Can Deep Learning Predict Risky Retail Investors? A Case Study in Financial Risk Behavior Forecasting
This addresses the problem of costly manual feature engineering in financial risk management for retail investors, but it is incremental as it applies existing deep learning methods to a new domain.
The paper tackled predicting whether individual spread traders secure profits from future trades using deep learning, demonstrating its superiority over machine learning and rule-based benchmarks in financial risk behavior forecasting.
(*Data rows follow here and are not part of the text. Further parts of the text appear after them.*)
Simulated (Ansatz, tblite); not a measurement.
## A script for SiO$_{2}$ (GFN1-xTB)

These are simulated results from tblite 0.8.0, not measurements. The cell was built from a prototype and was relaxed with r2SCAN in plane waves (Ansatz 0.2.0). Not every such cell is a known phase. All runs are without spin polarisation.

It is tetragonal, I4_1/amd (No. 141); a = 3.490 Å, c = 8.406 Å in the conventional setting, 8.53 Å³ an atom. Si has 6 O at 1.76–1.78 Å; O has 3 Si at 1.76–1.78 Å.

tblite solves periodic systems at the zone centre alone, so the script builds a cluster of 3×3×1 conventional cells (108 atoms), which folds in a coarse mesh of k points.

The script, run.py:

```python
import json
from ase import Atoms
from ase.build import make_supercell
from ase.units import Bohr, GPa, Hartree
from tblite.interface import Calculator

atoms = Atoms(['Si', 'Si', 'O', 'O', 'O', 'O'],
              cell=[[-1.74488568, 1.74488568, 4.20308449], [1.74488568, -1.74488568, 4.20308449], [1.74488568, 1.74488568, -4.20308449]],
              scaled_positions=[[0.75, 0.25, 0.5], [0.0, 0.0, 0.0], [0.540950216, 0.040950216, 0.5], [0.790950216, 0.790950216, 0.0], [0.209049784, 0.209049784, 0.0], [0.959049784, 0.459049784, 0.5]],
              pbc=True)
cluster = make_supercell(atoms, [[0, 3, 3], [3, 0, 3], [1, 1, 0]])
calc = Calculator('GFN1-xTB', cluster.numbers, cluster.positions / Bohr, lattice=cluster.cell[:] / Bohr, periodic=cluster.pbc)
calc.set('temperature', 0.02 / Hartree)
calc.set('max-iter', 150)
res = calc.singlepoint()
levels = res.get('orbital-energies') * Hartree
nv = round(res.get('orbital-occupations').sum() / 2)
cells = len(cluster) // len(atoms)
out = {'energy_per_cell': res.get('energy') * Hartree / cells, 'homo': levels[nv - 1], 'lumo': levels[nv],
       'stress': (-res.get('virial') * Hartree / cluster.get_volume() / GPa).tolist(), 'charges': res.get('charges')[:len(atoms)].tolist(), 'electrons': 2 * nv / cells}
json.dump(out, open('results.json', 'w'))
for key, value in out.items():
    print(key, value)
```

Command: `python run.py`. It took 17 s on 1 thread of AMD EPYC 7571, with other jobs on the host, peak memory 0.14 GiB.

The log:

The paper examines the potential of deep learning to support decisions in financial risk management. We develop a deep learning model for predicting whether individual spread traders secure profits from future trades. This task embodies typical modeling challenges faced in risk and behavior forecasting. Conventional machine learning requires data that is representative of the feature-target relationship and relies on the often costly development, maintenance, and revision of handcrafted features. Consequently, modeling highly variable, heterogeneous patterns such as trader behavior is challenging. Deep learning promises a remedy. Learning hierarchical distributed representations of the data in an automatic manner (e.g. risk taking behavior), it uncovers generative features that determine the target (e.g., trader's profitability), avoids manual feature engineering, and is more robust toward change (e.g. dynamic market conditions). The results of employing a deep network for operational risk forecasting confirm the feature learning capability of deep learning, provide guidance on designing a suitable network architecture and demonstrate the superiority of deep learning over machine learning and rule-based benchmarks.